I grew up in a nudist family, always naked when we were able to be, to doubt nudity was to doubt the gods.

When I hit my teens I started to get erections at the drop of a hat which is looked down upon in the nudist way of life of which I was apparently a dedicated member of.

I was told all my life that I love this great way of life. Told, not asked.

Every time I got the hint of an erection comment was made. I was made to feel bad about it despite the fact i couldn't help it. I had an erection, the scourge of the nudist world. Shame on me!!

We would be sitting somewhere when the dreaded erection came on and all and sundry would comment, friends, family and strangers. I resented the comments at my expense and resented that people I did not know where adding their comments to the approval of all those around me. I didn't know these people, who the hell were they to be watching me so closely and commenting on it?!

If I objected I was supposedly the one in the wrong, my attitude was so wrong in our 'free and easy' lifestyle.

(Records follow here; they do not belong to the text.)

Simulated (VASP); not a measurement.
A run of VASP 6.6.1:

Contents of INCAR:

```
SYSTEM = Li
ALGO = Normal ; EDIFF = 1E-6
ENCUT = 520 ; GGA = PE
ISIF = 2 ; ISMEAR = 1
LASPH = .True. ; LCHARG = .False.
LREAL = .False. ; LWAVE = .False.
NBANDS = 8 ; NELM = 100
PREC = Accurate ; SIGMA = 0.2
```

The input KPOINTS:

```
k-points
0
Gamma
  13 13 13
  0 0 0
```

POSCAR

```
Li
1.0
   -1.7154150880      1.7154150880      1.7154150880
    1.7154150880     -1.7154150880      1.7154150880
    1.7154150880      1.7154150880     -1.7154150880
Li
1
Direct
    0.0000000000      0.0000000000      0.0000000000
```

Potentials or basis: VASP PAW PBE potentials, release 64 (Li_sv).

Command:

I ended up able to control my erections effectively. And that didn't stop the comments. The insinuation was made, by the same strangers, that I was sneaking off and masturbating and my objections to these comments were met with the usual comments about our 'free and easy' lifestyle and how somehow I was in the wrong.

I actually ended up unable to get an erection for quite sometime and ruining my relations with women until I came to terms with the situation I was placed in and who was responsible.

The strangers for commenting, the so called friends for commenting and my family for commenting and placing me in this situation in the first place.

If it was such a happy, healthy lifestyle why did they have to make fun of me?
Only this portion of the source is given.